External balance requires that advanced industrial countries, currently running large current account deficits (such as the US) put greater reliance on net exports as a source of aggregate demand.

Also, countries running massive current account surpluses, most notably China, should put their houses in order and spend these resources on goods and services produced in the rest of the world. Unfortunately, these rebalancing processes are taking place too slowly, and it this that has generated the currency wars. On one side of the battlefield we have the Chinese current account surplus and the Chinese refusal to undertake a substantial revaluation of the reniminbi.
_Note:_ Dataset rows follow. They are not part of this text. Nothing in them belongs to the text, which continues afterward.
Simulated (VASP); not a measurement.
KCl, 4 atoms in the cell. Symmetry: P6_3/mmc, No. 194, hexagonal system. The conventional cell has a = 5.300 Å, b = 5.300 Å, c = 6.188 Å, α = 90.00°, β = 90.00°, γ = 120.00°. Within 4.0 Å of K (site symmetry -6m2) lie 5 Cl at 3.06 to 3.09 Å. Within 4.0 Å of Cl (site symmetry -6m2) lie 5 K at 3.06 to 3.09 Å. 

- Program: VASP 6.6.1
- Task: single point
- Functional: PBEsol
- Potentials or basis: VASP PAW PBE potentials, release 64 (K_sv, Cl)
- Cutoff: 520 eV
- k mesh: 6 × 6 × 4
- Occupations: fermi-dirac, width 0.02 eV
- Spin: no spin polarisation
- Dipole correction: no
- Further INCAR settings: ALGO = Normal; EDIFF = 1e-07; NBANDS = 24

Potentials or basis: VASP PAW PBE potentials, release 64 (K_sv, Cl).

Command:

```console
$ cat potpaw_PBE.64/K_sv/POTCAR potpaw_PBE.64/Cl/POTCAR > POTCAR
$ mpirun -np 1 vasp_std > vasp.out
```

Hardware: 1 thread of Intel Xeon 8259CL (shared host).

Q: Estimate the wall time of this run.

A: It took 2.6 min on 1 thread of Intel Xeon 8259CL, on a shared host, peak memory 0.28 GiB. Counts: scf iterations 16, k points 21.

Despite being the world's number two economic powerhouse, China still regards itself as an underdeveloped country and cannot let the reniminbi float freely or appreciate.Rather, to ensure that there will be jobs for its vast pool of underemployed labour, China manages the level of its currency through capital controls and constant intervention in foreign exchange markets, producing massive foreign exchange reserves (currently $2,648 billion).

On the other side of the battlefield we have the US Federal Reserve central bank attempting to counter the fall in domestic demand with so-called quantitative easing (QE), which essentially amounts to the Fed printing money to buy government-backed bonds at different maturities. This, in turn, is intended to decrease (medium to longer term) interest rates, thereby encouraging firms to invest more and creating a rally in equity and corporate bond markets. We have now had two rounds of QE that has pumped a total amount of liquidity into the US economy of approximately $2,000bn.

By forcing the yields down on US government bonds, QE has resulted in massive capital outflows from the US, as investors seek higher returns overseas. The counterpart of these capital outflows has been capital inflows into emerging market countries creating real and present difficulties for the macroeconomic management of these countries.

For example, countries such as Brazil, Chile, Australia and South Korea have been forced to revalue their currencies, thereby worsening their competitiveness, and retaliating by intervening in their foreign exchange markets and introducing capital controls. If the present situation is left to drift, then the further introduction of capital and trade restrictions can only be expected to increase. The battlefield could get very messy indeed.

Unfortunately, finance ministers at the last G20 meeting in Seoul failed to show the kind of co-operative spirit that was evident at the height of the banking crisis and side-stepped the currency wars. There is, therefore, a very real danger that these currencies wars could exacerbate the recessionary pressures stemming from fiscal retrenchment.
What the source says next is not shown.